I agree, not like our opponents can't pull up our zone read plays from last year anyways.I'm not a fan of trying to be vanilla and hide or save things for other, presumable tougher opponents. How about just run what you run and get so good at executing it with superior athletes that it doesn't matter whether or not the bad guys know what's coming? If you wanna hold back on a couple of "trick plays" and save em for your bigger rivals, like we did with Florida last year then ok, that seems sensible.
But otherwise, just go get real good and confident with your system and go run it no matter who the opponent is IMO. If we just tried the other way vs App State, to hold back evidently only run about 5 or 6 total plays out of the offense, I'd say the results were a great reason to never do that again. Jmo.
Not sure if playing App State to overtime would be considered "smart" coaching. But to each their own I guess.

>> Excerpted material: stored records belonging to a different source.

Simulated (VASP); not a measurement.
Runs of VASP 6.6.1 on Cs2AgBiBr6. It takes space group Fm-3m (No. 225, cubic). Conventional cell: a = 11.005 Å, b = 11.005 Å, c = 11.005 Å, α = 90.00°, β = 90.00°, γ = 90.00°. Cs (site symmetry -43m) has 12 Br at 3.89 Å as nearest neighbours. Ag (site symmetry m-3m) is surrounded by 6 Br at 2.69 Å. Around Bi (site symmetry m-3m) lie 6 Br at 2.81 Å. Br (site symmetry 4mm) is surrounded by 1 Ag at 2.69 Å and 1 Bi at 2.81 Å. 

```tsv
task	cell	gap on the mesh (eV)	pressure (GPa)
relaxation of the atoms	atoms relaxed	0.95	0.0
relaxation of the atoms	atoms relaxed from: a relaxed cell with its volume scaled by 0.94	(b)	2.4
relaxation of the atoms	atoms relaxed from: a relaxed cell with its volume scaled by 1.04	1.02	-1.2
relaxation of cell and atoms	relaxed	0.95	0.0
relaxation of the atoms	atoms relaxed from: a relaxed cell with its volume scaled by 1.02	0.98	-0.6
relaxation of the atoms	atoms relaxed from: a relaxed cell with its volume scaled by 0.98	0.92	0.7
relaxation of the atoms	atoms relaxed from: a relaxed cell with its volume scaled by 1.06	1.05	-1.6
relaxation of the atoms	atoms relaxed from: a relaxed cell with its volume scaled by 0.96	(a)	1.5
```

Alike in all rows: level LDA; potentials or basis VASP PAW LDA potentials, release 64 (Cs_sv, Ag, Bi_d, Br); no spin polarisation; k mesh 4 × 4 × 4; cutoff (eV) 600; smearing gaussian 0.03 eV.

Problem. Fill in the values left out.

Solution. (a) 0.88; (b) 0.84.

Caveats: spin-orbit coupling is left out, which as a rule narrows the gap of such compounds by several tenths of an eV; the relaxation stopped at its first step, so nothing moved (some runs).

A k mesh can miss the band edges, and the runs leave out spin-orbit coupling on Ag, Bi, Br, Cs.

Do you really think it was part of Butch's strategy Travis? Interested to hear a player's take on it. It did seem like we ran a total of about 8 different plays all night. I was thinking of the North Texas game from last year as well.
THIS.... not quite buying playing vanilla till the end with a potential shattering loss staring you in the face... True, Dobbs clearly was told not to run, but not sure why the offense looked so bad... guess we will find out soon if it was a dangerous smokescreen or our coaching staff and players have regressed.. You would think this staff would have learned from being roasted for losing leads and games partly because they played 3 and out and hold the lead football... you would think they would come out this year to intimidate folks and keep their foot on the accelerator for four quarters.... guess not.
No it's never your strategy to be that close. But they only installed very few plays thinking they could muscle through it and it almost back fired. There is no such thing as holding back plays. You install plays based on your opponent. Against Virginia tech they will have all the plays open
Butch/Debord clearly took out half the playbook v AppSt.
How many read-options did Dobbs run?
I don't remember any.
It was risky, but was clearly on purpose.